Throughout the highly stylized work of internationally celebrated Dutch photographer Erwin Olaf (b. 1959), a provocative tension reigns. Form and content are constantly in dialogue. Be it the frisson generated in the space between the polished, apparent artificiality of his surfaces, and the depth of emotion they express—or the conflict between their power to speak to universal aspects of human experience and their surreal, not-of-this-world perfection—his photographs give voice to the unspoken and bring the overlooked to light, saying everything by saying nothing at all.
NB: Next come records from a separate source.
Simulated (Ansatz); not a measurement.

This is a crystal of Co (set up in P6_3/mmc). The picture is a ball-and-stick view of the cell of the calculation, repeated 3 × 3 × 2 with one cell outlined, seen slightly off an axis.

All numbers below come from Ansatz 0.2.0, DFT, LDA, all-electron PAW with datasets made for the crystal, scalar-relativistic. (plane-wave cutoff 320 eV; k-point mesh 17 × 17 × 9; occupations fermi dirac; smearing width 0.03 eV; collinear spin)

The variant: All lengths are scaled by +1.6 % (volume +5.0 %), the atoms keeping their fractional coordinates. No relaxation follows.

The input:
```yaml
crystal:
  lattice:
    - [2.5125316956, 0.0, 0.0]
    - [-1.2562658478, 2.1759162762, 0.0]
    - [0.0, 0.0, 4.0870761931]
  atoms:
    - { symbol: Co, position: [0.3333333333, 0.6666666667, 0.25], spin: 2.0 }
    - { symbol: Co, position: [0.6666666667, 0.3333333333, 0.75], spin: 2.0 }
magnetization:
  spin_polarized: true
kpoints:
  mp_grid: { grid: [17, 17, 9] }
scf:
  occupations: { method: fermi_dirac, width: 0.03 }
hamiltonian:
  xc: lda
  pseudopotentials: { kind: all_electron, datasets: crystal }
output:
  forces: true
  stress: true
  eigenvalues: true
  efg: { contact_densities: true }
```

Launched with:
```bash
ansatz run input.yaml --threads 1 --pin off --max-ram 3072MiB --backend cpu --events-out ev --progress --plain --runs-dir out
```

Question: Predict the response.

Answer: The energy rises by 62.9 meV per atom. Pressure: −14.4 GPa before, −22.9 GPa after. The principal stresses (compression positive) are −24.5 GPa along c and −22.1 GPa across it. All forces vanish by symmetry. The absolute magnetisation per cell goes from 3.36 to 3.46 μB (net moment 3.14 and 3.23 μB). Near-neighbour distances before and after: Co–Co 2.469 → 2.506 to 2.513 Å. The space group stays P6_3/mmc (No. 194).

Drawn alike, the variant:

Olaf’s impeccably orchestrated sets achieve a level of aesthetic consistency precisely because he builds them all from floor to ceiling, creating perfect stages on which to enact moments of awkwardness, shame, or humiliation—the grievous emotions and impulses we might all wish to repress. To that end, his images appear both candid and supremely self-conscious, natural and posed at once; and though they have the clarity and naturalism achieved only by photography, in composition, tone, and gesture they have the mood of a painting.
Silence pervades his images like a soft afternoon light, and his subjects never relate to one another, captured instead during quiet, private moments—but their gestures and postures speak volumes. His subjects are always pictures of perfection, their hair coiffed just so, makeup applied impeccably. They wear figure-constricting dresses and nicely tailored suits, and they have perfect homes to match. But in the static stillness and sterility of their environments, volcanoes of repressed emotion—desire, grief, regret—seem poised to erupt. Rather than confronting viewers, their gazes are often downcast or averted, heightening the dramatic power. They turn away from the camera or stare listlessly at the wall, conveying the raw experiences that overwhelm us all in the moments when no one is looking.
In 1991, Olaf began working with film, and the medium has remained an important element of his practice, often providing a parallel history to his photographs. Recently, for the series the Berlin, he experimented for the first time with making images outside of his studio, travelling to Germany to shoot throughout the city’s darkened, post-war alleyways and within its severe, industrial interiors. Still, even there, working without control over his environments and using sets that were not of his making, he managed to achieve a visual and emotional tenor that is distinctly, markedly his own. The resulting body of work mines the vastness of the country’s troubled past—but locates it all within the aesthetic confines of an obviously Olaf-esque production. Indeed, these spare, psychologically resonant images explore photography’s power to speak truth, investigating the subtle universalities of human existence that are frequently ignored, sublimated, or euphemized.
Erwin Olaf was the 2011 recipient of the Johannes Vermeer Award, the most prestigious Dutch award for contemporary art in honor of his entire oeuvre. He has also been awarded numerous international art and media prizes, such as the Lucie Award in 2008, Kunstbeeld magazine’s Artist of the Year of the Netherlands in 2007, and Photographer of the Year in the International Colour Awards in 2006. In 2013, Erwin Olaf design’s being selected for the national side of the Dutch euro coins.
Erwin Olaf has had solo exhibitions at world-renowned venues including the Stedelijk Museum, Amsterdam; the Bilbao Art Centre, Bilbao, Spain; Modern Art Gallery of Bologna, Bologna, Italy; Museum of Modern Art, Moscow, Russia; The Hague Museum of Photography, The Hague; Photo Museum Antwerp, Antwerp; Institut Néerlandais, Paris; Hermitage, Amsterdam; and the Rijksmuseum, Amsterdam. His work is included in such esteemed international collections as Gemeentemuseum, The Hague; Centraal Museum, Utrecht; Stedelijk Museum, Amsterdam; Rijksmuseum, Amsterdam; Groninger Museum, Groningen; Ludwig Museum, Cologne, Germany; FNAC Collection, Paris; CaldicCollection, Rotterdam; Rosenblum Collection, Paris; and the Orefa Collection, Paris.
Numerous monographs of his work have been published, including Erwin Olaf: Volume II (Aperture, 2014), Own (Lido, 2012), and Erwin Olaf (Aperture, 2008).